Professional Education
Data Wise: Using Assessment Results to Improve Teaching and Learning
June 18-22, 2012Apply
Application Deadlines:
Early Decision: March 2, 2012
Regular Decision: March 23, 2012
Tuition: $2,895
What You Will Learn
Discover a step-by-step process for using student assessment data—from daily class work to annual standardized tests—as a catalyst for improving the quality of education in your school.
Program Overview
Schools and districts have access to vast amounts of assessment data, but this data is often underutilized as a resource for improving teaching and learning. Whether you are fine-tuning instruction to meet the needs of individual learners or launching a major program overhaul, the ability to analyze and interpret data can help you and your colleagues make sound decisions.
Data Wise is designed to support schools and districts that need to understand how to use multiple types of data to improve teaching and learning. In a hands-on, interactive format, you will analyze assessment data, learn a powerful protocol for examining instruction and cultivate the habits of mind that are essential to any effort to make meaningful instructional improvements. Working collaboratively with colleagues from your school, you will create an overview of your own school's data, developing both your technical skills for analyzing data and your leadership skills for using it effectively. Through case studies, large group presentations, small group discussions with colleagues from around the world, you will explore best practices as well as the challenges and rewards of using data wisely.
Program Objectives
- Understand the Data Wise Improvement Process as a way of organizing the work of improvement that your school may already be doing
- Cultivate the habits of mind that can improve the effectiveness of team meetings and help foster a supportive culture of inquiry
- Experience more than ten protocols that you can bring home to engage your faculty in the collaborative use of data
- Develop your skills in using Excel® and PowerPoint® to analyze, display and tell your data story
- Learn the five key elements of observing practice and appreciate the importance of examining instruction to the work of improvement
Who Should Attend
- School-based teams composed of a principal and one or several educators in leadership roles
- Districts are encouraged to consider sending multiple teams together—within one year or over several years—with one or more central office personnel committed to learning what Data Wise can look and feel like at the school level
Faculty Chairs
Kathryn Parker Boudett is Lecturer on Education and the Director of the Data Wise Project at HGSE. Her research and teaching focus on helping educators make effective use of a wide range of data sources to improve instruction and student achievement. She is coeditor of Data Wise: A Step-By-Step Guide to Using Assessment Results to Improve Teaching and Learning with Richard Murnane and Elizabeth City; Data Wise in Action: Stories of Schools Using Data to Improve Teaching and Learning with Jennifer Steele; and Key Elements of Observing Practice: A Data Wise Facilitator's Guide and DVD with Elizabeth City and Marcia Russell.
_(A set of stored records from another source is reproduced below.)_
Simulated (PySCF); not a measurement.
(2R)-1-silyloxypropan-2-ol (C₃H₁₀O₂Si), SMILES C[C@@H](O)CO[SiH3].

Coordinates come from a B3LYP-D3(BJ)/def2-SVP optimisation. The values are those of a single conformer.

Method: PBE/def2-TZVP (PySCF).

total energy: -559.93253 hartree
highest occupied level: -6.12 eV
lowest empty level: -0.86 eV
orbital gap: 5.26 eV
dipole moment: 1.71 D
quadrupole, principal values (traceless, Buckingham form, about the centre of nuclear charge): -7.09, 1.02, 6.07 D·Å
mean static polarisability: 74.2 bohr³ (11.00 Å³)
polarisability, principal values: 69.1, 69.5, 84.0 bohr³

Elizabeth City is Lecturer on Education and Executive Director of the Doctor of Education Leadership (Ed.L.D.) program at HGSE. City has served as a teacher, instructional coach, principal and consultant. In each role, she focused on helping all children, and the educators who work with them, realize their full potential. Some of her publications include: Strategy in Action: How School Systems Can Support Powerful Learning and Teaching; Instructional Rounds in Education: A Network Approach to Improving Teaching and Learning; and Data Wise: A Step-By-Step Guide to Using Assessment Results to Improve Teaching and Learning.
Additional faculty to be announced.
Enrollment Instructions
Data Wise is an application program. Applicants are responsible for submitting a supplemental essay with their online application. Admission decisions are mailed three weeks after the application deadline.
Participants will be selected based upon the match between their stated objectives and the goals of the institute. To maximize the learning experience, the institute aims to bring together as diverse a group as possible.
Fees
The comprehensive program fee includes all sessions, instructional materials, refreshments and special events. Payment or purchase order must be received within 30 days of admission. Participants are responsible for their own travel expenses.
Cancellation Policy
Cancellations must be submitted via fax or email. Full refunds will be given up to 30 days prior to the start of the program. Due to program demand and pre-institute preparations, cancellations received 29–14 days prior to the start of the program are subject to a fee of 10% of the program tuition. Cancellations received within 13 days prior to the start of the program and no-shows are subject to the full program tuition. Please note: cancellation fees are based upon the date the written request is received.
Since the Harvard Graduate School of Education is not responsible for non-refundable travel arrangements or other expenses incurred, it is recommended that you not make lodging and travel arrangements until you are admitted to the program. The Harvard Graduate School of Education reserves the right to change faculty or cancel programs at its discretion. In the unlikely event of program changes, the school is not responsible for non-refundable travel arrangements or other planning expenses incurred.